The “Jackass” films certainly aren’t for everyone. I bet some are even turned off by their production company called Dickhouse. The movies made by the Jackass troupe make a fair amount of money, but some find the films stupid. I can see why, but those who enjoy stupid humour, will like this film. It is a refreshing change from their usual fare when they’re just doing crazy stunts, led by the main Jackass, Johnny Knoxville. But the crazy stunts that put himself in danger aren’t completely absent from this. This time, it’s only him and the little Jackson Nicoll in on the fun. Knoxville is unrecognizable as his Irving “Bad Grandpa” Zisman character, trekking alongside America to deliver his grandson, Billy (Nicoll) to his viciously irresponsible father because Billy’s mother is going to jail for smoking too much crack. The boy’s father sees the kid as a quick way to make $600 per month.
As you can gather, the film makes an attempt at creating a story – no matter how feeble, as it is as generic as practically every other road trip film out there, it just has a creative twist. There are hidden cameras set-up around where the prank will happen, so it must not have been the hardest directing gig ever- but Jeff Tremaine does just fine, and it does seem challenging to choose the funniest pranks that make it into the film. I wonder if any of the people figured they were on some of hidden camera show, with “Just For Laughs Gags,” the Jackass group themselves and what have you. This is practically an R-rated Just For Laughs/Gags, but much funnier, and with a lot of dick jokes, staying true to the Dickhouse production name. It’s never in the same stroke of genius as something Sacha Baron Cohen might create, but it’s a very funny movie that is such a good time, I wouldn’t say no to watching it again. It had me having to catch my breath after laughing so hard on two occasions.
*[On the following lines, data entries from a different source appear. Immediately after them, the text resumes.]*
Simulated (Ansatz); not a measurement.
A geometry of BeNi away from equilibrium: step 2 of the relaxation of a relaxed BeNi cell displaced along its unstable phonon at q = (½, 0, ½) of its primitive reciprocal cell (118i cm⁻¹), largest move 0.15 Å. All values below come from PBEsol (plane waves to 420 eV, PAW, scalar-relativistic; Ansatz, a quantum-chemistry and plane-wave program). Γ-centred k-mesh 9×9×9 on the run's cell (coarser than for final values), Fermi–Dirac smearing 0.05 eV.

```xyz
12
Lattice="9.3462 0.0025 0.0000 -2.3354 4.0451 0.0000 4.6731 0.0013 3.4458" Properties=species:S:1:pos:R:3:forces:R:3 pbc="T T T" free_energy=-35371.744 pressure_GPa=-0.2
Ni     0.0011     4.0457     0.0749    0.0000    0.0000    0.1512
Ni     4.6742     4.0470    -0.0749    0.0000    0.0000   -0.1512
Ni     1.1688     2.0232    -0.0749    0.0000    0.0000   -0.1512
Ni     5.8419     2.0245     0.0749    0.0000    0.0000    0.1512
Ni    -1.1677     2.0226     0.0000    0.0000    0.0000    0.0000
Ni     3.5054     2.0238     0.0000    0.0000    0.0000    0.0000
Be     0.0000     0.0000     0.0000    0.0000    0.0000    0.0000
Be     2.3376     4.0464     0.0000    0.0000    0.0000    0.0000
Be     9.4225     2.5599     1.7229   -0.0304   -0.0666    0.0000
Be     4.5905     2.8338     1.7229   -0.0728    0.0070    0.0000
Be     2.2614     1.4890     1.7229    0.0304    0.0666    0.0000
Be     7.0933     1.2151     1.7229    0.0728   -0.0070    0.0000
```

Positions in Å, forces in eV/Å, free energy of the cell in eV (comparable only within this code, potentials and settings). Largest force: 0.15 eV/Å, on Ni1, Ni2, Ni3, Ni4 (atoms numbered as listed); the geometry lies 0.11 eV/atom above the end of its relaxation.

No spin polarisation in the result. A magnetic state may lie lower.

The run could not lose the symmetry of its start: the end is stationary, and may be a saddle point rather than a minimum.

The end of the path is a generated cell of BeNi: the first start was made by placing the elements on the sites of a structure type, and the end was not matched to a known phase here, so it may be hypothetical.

It has some priceless gags that, while immature, are just hilarious and the people’s reactions are very funny. The film’s problem is really just the characterization, even if it might have been attempted. The ending is less funny than the rest of the film, which disappoints. It has a strong comedic momentum until then. None of the emotional attachments really ring true and Billy is going on and on about wanting to be a fisherman, which feels random as hell. Does it add a layer to the character that he’s a kid with hopes and dreams and that he thinks he could achieve them better with his grandfather rather than his father? The child actor shows much more promise than he did in a largely non-speaking role in last year’s “Fun Size.” He’s very funny and he outshines Knoxville a few times because he’s unexpected. He’s filthy-mouthed and he’s apparently quite the shit disturber, much like his troublemaking character. I was rarely annoyed by him, and that’s how a few child actors make me feel. You know the ones I’m talking about, the ones who are hired merely for their cuteness.
The best part of these type of movies for me is how the actors can stay in character the whole time. Knowing myself, I’d start laughing right away. I’d be horrible in these actors’ shoes, and they show true conviction, especially Nicoll. There’s a reason I’m watching the film and not starring in it. Especially because I wouldn’t have the courage to do something like this, as after Knoxville and co. damage public property and then run off, I’d imagine when they go back to have them sign wavers, they’d be pretty damn angry. Knoxville could have been hurt after destroying property because they were so angry, so I guess they had to choose wisely who they pulled pranks on.
One example of Nicoll’s admirable conviction: This isn’t much of a spoiler, though, because everyone’s seen it in the previews. He dresses up as a girl and enters a beauty pageant, and does a stripping gig to the sound of “Sweet Cherry Pie” for his talent portion. Honey Boo Boo has nothing on this kid. But it is slightly offputting that he looks more like a girl than one of the actual girls who is reminiscent of a Barbie doll. Oh, and, a thought to the beauty pageant Mothers of America: Please don’t dress your kid up to look exactly like a barbie doll. It’s getting creepy.